Statement by the Staff Representative on Iceland Executive Board Meeting

This paper discusses key findings of the First Review Under the Stand-By Arrangement for Iceland. Post-crisis dynamics has followed the expected pattern: a sharp drop in GDP, rapid decline in inflation, shift of the current account to balance, and gradual stabilization of currency and financial markets. Several quantitative and structural program targets were missed. The authorities and IMF staff have agreed that a faster pace of fiscal adjustment and more gradual pace of capital account liberalization would be the key toward preserving stability and sustainability.

Abstract

This paper discusses key findings of the First Review Under the Stand-By Arrangement for Iceland. Post-crisis dynamics has followed the expected pattern: a sharp drop in GDP, rapid decline in inflation, shift of the current account to balance, and gradual stabilization of currency and financial markets. Several quantitative and structural program targets were missed. The authorities and IMF staff have agreed that a faster pace of fiscal adjustment and more gradual pace of capital account liberalization would be the key toward preserving stability and sustainability.
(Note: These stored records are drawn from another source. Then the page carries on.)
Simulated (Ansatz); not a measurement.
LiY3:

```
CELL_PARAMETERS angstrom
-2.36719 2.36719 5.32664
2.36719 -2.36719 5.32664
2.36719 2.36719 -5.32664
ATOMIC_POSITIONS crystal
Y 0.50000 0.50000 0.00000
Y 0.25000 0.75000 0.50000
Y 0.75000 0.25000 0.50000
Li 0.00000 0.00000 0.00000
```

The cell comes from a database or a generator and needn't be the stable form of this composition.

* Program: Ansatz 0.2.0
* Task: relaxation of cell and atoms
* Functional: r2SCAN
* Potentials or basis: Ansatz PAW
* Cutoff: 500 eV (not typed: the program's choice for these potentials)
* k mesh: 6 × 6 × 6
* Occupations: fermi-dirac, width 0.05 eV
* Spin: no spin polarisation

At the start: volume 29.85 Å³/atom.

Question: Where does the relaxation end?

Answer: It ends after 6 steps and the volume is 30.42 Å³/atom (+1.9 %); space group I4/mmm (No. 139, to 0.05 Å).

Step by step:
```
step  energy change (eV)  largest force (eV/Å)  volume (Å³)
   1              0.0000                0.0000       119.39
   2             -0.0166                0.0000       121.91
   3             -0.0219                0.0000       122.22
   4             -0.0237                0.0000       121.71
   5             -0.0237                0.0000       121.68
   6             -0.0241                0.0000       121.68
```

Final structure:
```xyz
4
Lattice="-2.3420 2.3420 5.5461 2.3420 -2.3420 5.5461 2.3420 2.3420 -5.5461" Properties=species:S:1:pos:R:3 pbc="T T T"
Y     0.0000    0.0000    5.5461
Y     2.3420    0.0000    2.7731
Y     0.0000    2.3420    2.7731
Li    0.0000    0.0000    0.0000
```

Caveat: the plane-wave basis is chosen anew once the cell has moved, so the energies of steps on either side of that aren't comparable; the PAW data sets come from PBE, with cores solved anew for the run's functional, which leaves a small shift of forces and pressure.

This statement provides information that has become available since the issuance of the staff report. The new information does not alter the thrust of the staff appraisal.

The process of re-establishing the three main banks continues, although hurdles remain to a final Landsbanki deal. Creditor representatives for Glitnir have exercised their option to acquire 95 percent of the shares in Islandsbanki (the successor bank). Meanwhile the Resolution Committee for Old Landsbanki has agreed to the outline of a deal regarding compensation for assets transferred to New Landsbanki. The full compensation package would include a bond, a 20 percent equity stake in the bank, and a contingent bond (with upside capped to limit total compensation). The agreed base compensation is significantly above the estimate on which the bank’s business plan was based, and is accordingly under review by the bank’s auditors and the FME. While the tentative deal could yet fall through—including due to the results of the auditors’ and FME’s examination—finalization remains targeted by mid-November. The Islandsbanki acquisition would reduce government debt by 3 percent of GDP relative to program projections; the Landsbanki deal would reduce debt by 1 percent of GDP (with the impact of partial creditor ownership largely offset by the extra capital required to support the larger-than-projected balance sheet).

Parliament has passed legislation establishing a framework for debt restructuring, to be underpinned by agreements among financial institutions on procedures. The framework introduces new generalized and specialized assistance for households. Generalized assistance includes maturity extensions and payment smoothing, to be available to all (on an opt out basis for krona loans, and an opt in basis for fx loans). Specialized assistance includes rules for writing down debts to 110 percent of assets for the most distressed but viable borrowers. The Housing Financing Fund has also been authorized to participate in private sector work-outs, and to acquire loan portfolios from commercial banks and to restructure them on flexible terms. For corporations, the law also lays out general considerations that creditors should take into account in voluntary corporate debt restructurings, including equal treatment once rules are set. The framework aims to accelerate restructuring and support private sector demand. Financial institutions have estimated that the potential costs are manageable and can be financed within existing provisions for credit losses. Ongoing review of the implementation of the framework, in particular to ensure that further private sector losses do not migrate to the public sector balance sheet, will be needed under the program.

In accordance with program commitments, the government has now completed a review of the insolvency regime. The authorities have identified a number of revisions to the insolvency regime, including simplification of the process for approval of debtor-creditor agreements, and establishment of a reasonable moratorium on secured debt in the context of debtor-creditor agreements. However, further review will be necessary to strengthen incentives for out-of-court debt restructurings and accelerating liquidation of non-viable firms (such as the timeliness of court approval of voluntary debtor-creditor agreements), the priority ranking of new financing, and the strengthening of procedures for the efficient exit of nonviable corporations. Work and discussions are continuing with a view to submitting legislation to parliament by end-November.